Although I was training to ferry planes there was no letup in my efforts to get on an operational squadron but it was plain that, as yet, there was no chance. Sneh took a pretty dim view of my wanting 'to kill myself' so I had to play my cards pretty close to my chest. At the Poona (now Pune) refresher course we were first flying Harvards with which I was pretty familiar and then we were instructed in the cockpit drill of Hurricanes.

At first glance the Hurrybird seemed to be so much larger and more clumsy than the Spitfire although the wingspan was only 3ft greater than the standard Spit. To cap it all one literally had to climb aboard compared to just stepping up onto the trailing edge of the wing. There were two or three of us being laboriously taken through the details of how to handle several aircraft. Some instructors seem to enjoy a captive audience and droned on and on. I found myself silently saying "Yeah!" "Yeah!" "Yeah!". The Hurrrybird was obviously to be our most important machine. There was not the slightest sign of the great affection that I was finally to feel for the aircraft. After all, this was the aircraft that really won the Battle of Britain against the Luftwaffen's bombers in spite of the glamour of the Spits.

It seemed almost at once that I was in the cockpit running through the "rosary" of HTMPFFTS (Hydraulics, trim, mixture, pneumatics, fuel, flaps, trim & switches). She strained against the brakes and seemed to lumber down the runway but there was a comfortable feeling of stability in the wide undercarriage. She lifted off easily and I raised the undercart, eased off on the throttle adjusted the propeller pitch and raised the flaps from the 15º that I had tried for takeoff. There seemed to be more room in the cockpit but much of it felt so familiar and although I truly missed the old Spit it was wonderful to be behind a Merlin engine again. The cockpit felt very familiar with an almost identical flying panel to the Spit. Yes! You will do.

In the Hurry, the engine cowling dropped away much more quickly than with the Spit giving far better forward visibility and the four 20mm Hispano Suiza cannon looked pretty menacing. It seemed that I had been airborne for a few moments but a quick glance at the clock showed that I had better land because my allotted time was only 30 mins. I tried to land exactly as I had the Spit but found that I was undershooting but it should still be OK. NO! It would certainly not, I was dropping in far too quickly, she would need more throttle. I jammed it forward and the engine died. Christ! I was going to prang! She floated idly over some pretty unyielding looking rocks - the runway was dead ahead - I dared to pull gently - Oh so gently back on the stick and she stalled and dropped like a stone. Luckily she did not drop a wing and I was down.
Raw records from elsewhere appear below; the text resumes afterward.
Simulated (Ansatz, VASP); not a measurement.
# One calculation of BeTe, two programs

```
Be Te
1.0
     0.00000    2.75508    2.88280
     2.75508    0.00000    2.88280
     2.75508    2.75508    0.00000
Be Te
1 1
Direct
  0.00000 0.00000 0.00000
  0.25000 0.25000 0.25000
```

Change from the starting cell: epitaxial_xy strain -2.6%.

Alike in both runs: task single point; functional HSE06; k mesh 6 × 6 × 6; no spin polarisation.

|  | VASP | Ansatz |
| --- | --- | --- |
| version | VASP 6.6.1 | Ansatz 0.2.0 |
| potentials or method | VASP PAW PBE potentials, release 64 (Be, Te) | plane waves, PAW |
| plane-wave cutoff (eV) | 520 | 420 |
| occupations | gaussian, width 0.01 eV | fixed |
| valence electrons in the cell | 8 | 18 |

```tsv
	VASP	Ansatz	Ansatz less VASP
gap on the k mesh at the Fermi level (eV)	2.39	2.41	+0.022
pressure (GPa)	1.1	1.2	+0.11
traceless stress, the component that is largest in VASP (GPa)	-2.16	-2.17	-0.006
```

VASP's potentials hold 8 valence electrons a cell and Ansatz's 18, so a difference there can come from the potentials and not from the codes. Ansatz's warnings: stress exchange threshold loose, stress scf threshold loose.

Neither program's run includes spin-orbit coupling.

The landing was heavy but not so bad as I deserved. Damn! By slamming open the throttle after a long idle I had choked her. There was just enough speed to let me roll onto the grass. A worried looking engine fitter was in the first of two 15cwt trucks that came to collect me. "What happened Sir?" "Dunno" I lied, "she just died on me". "Is this your kite?" I asked. "Yessir. You did pretty well Sir, Not to prang her I mean". I managed a pretty impressive nonchalant shrug. Being rather proud of it (I mean the shrug) I tried it in front of the mirror but never quite managed it again.

Back at the mess I reluctantly accepted the congratulations of those present and my few muttered explanations were taken as modesty. The actual explanation will never be known. I will bet my second best bed that the fitter increased the idling speed a tad. For my own future in Ferry Command it would have been stupid to have cast aspersions on my flying ability but as rumours grow, it grew. One version had me bringing the aircraft to a perfect deadstick landing after an engine failure at 1,000ft or so. Oh! Well! No one came to any harm.

The car was waiting to take me back to the bungalow and Sneh. I did not mention my rescued reputation to her but the driver had been told about it by some of the Indian ground crew. As is the wont of women she wanted to know everything about what had happened. I wanted the best job that I could get so once again I held my council.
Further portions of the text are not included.